Druid console doesn't report real time tasks for an existing datasource

Hello,

I have noticed that druid console incorrectly reports “no realtime tasks” against a datasource while there are active realtime tasks running for the same datasource.

Versions:

druid: 0.12.3

tranquility: 0.8.2

zookeeper: 3.4.10

My tranquility configuration is specified below:

{

“dataSources” : {

“pageviews” : {

 "spec" : {

   "dataSchema" : {

     "dataSource" : "pageviews",

     "parser" : {

       "type" : "string",

       "parseSpec" : {

         "timestampSpec" : {

           "column" : "time",

           "format" : "auto"

         },

         "dimensionsSpec" : {

           "dimensions" : ["url", "user", "os"],

           "dimensionExclusions" : [

             "time"

           ]

         },

         "format" : "json"

       }

     },

     "granularitySpec" : {

       "type" : "uniform",

       "segmentGranularity" : "fifteen_minute",

       "queryGranularity" : "fifteen_minute"

     },

     "metricsSpec" : [

               {"name": "views", "type": "count"}

     ]

   },

   "ioConfig" : {

     "type" : "realtime"

   },

   "tuningConfig" : {

     "type" : "realtime",

     "maxRowsInMemory" : "100000",

     "intermediatePersistPeriod" : "PT10M",

     "windowPeriod" : "PT13M"

   }

 },

 "properties" : {

   "task.partitions" : "1",

   "task.replicants" : "1"

 }

}

},

“properties” : {

“zookeeper.connect” : “localhost”,

“druid.discovery.curator.path” : “/druid/discovery”,

“druid.selectors.indexing.serviceName” : “druid/overlord”,

“http.port” : “8200”,

“http.threads” : “8”

}

}

``

After specifying the above tranquility server configuration:

  1. I sent some data over HTTP to tranquility server for the datasource “pageviews”.

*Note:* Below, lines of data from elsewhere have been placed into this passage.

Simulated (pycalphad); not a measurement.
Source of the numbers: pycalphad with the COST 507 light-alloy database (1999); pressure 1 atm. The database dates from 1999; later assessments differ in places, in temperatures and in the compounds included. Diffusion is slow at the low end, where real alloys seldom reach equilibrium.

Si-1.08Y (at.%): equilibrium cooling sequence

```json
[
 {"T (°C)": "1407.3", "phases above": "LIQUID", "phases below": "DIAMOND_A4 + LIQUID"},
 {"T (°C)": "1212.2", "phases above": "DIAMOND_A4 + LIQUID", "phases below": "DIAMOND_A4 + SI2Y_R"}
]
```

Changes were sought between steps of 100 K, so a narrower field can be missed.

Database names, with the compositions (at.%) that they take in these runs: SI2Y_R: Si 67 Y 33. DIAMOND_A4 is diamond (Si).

  2. Realtime task was created based on the timestamp in the data.

  3. After the realtime task completed, datasource “pageviews” can be seen in druid console and can be queried successfully.

However if i send more data after a while, there were more realtime tasks created. These tasks can be seen running ( see the image : Indexing tasks: 1 running). If you hover over the “pageviews” datasource, it says “no realtime tasks”. The realtime indexing task which is running, is for the “pageviews” datasource.

Questions:

  1. Why does the console show “no realtime tasks” even though there are realtime tasks running for an existing datasource (“pageviews”)?

  2. Is it the case that druid determines whether the data indexed by a real time task is for an existing datasource or not only when the task completes?

Thanks,

Prathamesh

can anyone from Druid Dev team help with the above queries regarding realtime tasks?

Thanks,

Prathamesh

Hi Gian,

Have been looking for an answer to this query. would you be able to help?

Thanks,

Prathamesh

Hi Prathamesh,

The best place to see running/pending/completed realtime tasks is the overlord console (https://:8290).

Hope this helps,

Caroline

Hi Caroline,

Yes. we can see the running task in the overlord console. however my question was about the druid console running at port 8081 where one can see datasources.

But i have recently moved to the latest druid release and i believe the issue has been fixed. I can now see the realtime tasks listed against a datasource as can be seen below:

Thanks,

Prathamesh